The works of John Ralston Saul, Edward de Bono and Paulo Freire are particularly informative. We also owe a debt to the work of Carl Jung.

The weaving of theories and abstractions with practical applications requires the messy application of emerging paradigms to assist us with this task. We have not completed this process. Even if such completion were desirable, it is unlikely to ever be achieved. All we can do is to add to the growing body of knowledge that relates us to the universe. The acceptance that art and theatre is somehow integral in this process is a hunch that needs backing if it is going to be fully tried and utilized. The very least achievement will be engaging theatre. The very best will be an advancement of our understanding of ourselves as social beings in relation to an even greater entity through which we exist.

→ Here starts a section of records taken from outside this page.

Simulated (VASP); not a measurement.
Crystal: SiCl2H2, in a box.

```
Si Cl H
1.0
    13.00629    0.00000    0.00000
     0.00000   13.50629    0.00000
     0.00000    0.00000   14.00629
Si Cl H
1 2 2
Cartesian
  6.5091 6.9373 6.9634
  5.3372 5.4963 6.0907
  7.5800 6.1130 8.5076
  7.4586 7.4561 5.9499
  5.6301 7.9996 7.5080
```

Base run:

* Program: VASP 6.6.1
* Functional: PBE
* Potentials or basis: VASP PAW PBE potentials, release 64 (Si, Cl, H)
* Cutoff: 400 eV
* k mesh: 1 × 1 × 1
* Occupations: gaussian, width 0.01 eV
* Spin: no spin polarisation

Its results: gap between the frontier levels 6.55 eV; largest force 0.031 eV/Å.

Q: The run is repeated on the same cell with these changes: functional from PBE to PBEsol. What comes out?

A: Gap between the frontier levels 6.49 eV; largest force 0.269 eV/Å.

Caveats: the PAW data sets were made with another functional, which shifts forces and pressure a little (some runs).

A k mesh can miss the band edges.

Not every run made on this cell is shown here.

Having said this, Freire's concept of praxis is particularly useful; however it is outside the closed reference points offered by most theatre arts critiques and rationales for organization and evaluation. We accept its basic premises and wish to apply it to artistic product and creation. While Saul offers the most useful philosophical framework, de Bono offers highly significant and practical methods for implementation of creative processes and stimulating thinking on an individual level. The assumption in all of this is that our artistic product is not isolated from the labour of the rest of humanity.

In short, it means we are developing open systems of practice rather than the closed systems of operation mostly seen in theatre arts organization and programming.